Facebook flakiness: reliability problems, or an attack?

Facebook once again is in the middle of major flakiness right now: links to nowhere, spontaneous logouts. The best thing to do when something like this happens is to treat it as a sign that it’s a good time to take a break from Facebook for a little while. So I decided to write this blog post.

Given the high tensions on all sides, the ongoing troll infestation in the group, and examples in the election campaign of what certainly seem to be some Republican dirty tricks being played, it’s natural to wonder whether this is some kind of attack like those described in “How to Rig an Election”. Speaking as somebody who’s had a lot of software engineering and computer security experience, my initial answer is probably not.

Stuff like this happens all the time on the web; Hotmail and a bunch of other Microsoft sites were down for a day just last month. It happened on Facebook right before Super Tuesday, and briefly to my.barackobama.com on March 4th (I was a good boy and reported it to they’re ‘info’ account: “I’m sure you know this already but just in case”). My ISP has 99% uptime which is another way of saying my blog and email are down, briefly, multiple times a month. Usually it’s just a traffic overload, hardware or network problems, or some flaky software.
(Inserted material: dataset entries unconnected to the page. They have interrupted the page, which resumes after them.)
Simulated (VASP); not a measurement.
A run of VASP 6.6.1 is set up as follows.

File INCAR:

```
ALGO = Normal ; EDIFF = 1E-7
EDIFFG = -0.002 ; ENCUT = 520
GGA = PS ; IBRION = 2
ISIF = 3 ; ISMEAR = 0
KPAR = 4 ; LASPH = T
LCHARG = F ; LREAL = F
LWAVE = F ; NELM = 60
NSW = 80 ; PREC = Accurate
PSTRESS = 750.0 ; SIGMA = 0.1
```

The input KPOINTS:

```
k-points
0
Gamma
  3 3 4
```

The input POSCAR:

And really, why would anybody choose now for an attack. The One Million Strong group and Facebook presence generally is a huge advantage for the Obama campaign, and so overly-zealous supporters of either the Clintons or John McCain might want to disrupt it — and anybody who wanted to disrupt the US election process might well want to make it look like one of those groups was responsible. For that matter high school kids have done stuff like this in the past just for bragging rights (a very bad idea, by the way, as mafiaboy can tell you). So there’s no shortage of potential suspects. But why wait until a Saturday morning where things are low-key in general and the most urgent business is hanging out and watching the Wyoming results?

Which doesn’t mean it’s impossible. So to continue my transition back to my real life as a strategy/security consultant that I started with The Day After, let’s look at this as a possible attack from a security perspective. Maybe they decided to do a small test now thinking nobody would notice, in preparation for a major attack in time for Pennsylvania, North Carolina, Puerto Rico, or Denver.

What we’re seeing affected more than just the group (I was losing random email messages), and links I couldn’t follow took me elsewhere on the site, so it doesn’t match a DNS attack or URL hijacking. Also, while I got logged out a few times, I could log back in, so it wasn’t malicious reporting. And at first blush, unless they have a configuration setting that says “be flaky for users of this group”, it’s hard for me to see how a rogue employee or contractor could have accomplish it.

It could however be a “Denial of Service” attack where the attackers generate so much load on the group, or Facebook as a whole, that it starts to suffer intermittent failures under load — exactly what’s happening to us.

There are a couple of obvious ways that an attacker could accomplish this. One is to unleash the spambots that are already on Facebook. We’ve all seen the auto-generated spam for a site that will actually “pay users to post spam” — and if you’re not on Facebook, you’ve probably seen them or similar ones on MySpace and elsewhere. One of them hit the One Million Strong for Barack group on March 3 or 4, bringing up a lot of old threads before getting blocked. And these are just the ones that get through the automated spam filters.

So if an attacker suddenly cranked a whole bunch of them up … that could cause a lot of load on Facebook, as the automated filters have to process jillions of messages. Yeah, that’d probably work. [Once or twice, anyhow; once Facebook realizes this possible attack, it’s probably pretty simple to introduce some tweaks for this case.]

Another more straightforward possibility is to do some kind of distributed denial of service attack, (DDoS) pointing a whole bunch of machines in a botnet at Facebook. One of those aforementioned high-school kids confessed to doing something this to Yahoo! and a bunch of other high-profile sites a few years ago; botnets have gotten a lot bigger since then, and a DDoS attack took out the entire country of Estonia recently. Not sure how expensive this would be, but once again, it could work.

Hmm. Now that I’ve gone through all this, I find myself wondering about Facebook’s and my.barackobama.com’s and other social networks’ ability to deal with these kinds of threats moving forward. The Obama campaign makes great use of these; it also leaves them potentially vulnerable to an attack at a key time (a political battle on the floor in Denver, the week before the election). There are people out there who have gone to jail for playing this kind of dirty trick for political gain; and there are people and organizations in the US and abroad who would benefit greatly from disrupting the US political process.

So it seems like, no matter what did or didn’t happen in this case, this is a good thing to think about in the next few months.

Not right now, though, at least for me. When something like this happens, I take it as a sign not just to spend less time on Facebook for a while, but to spend less time online.

So as soon as I cross-post this, I’m going for a walk.

I suggest everybody else do the same.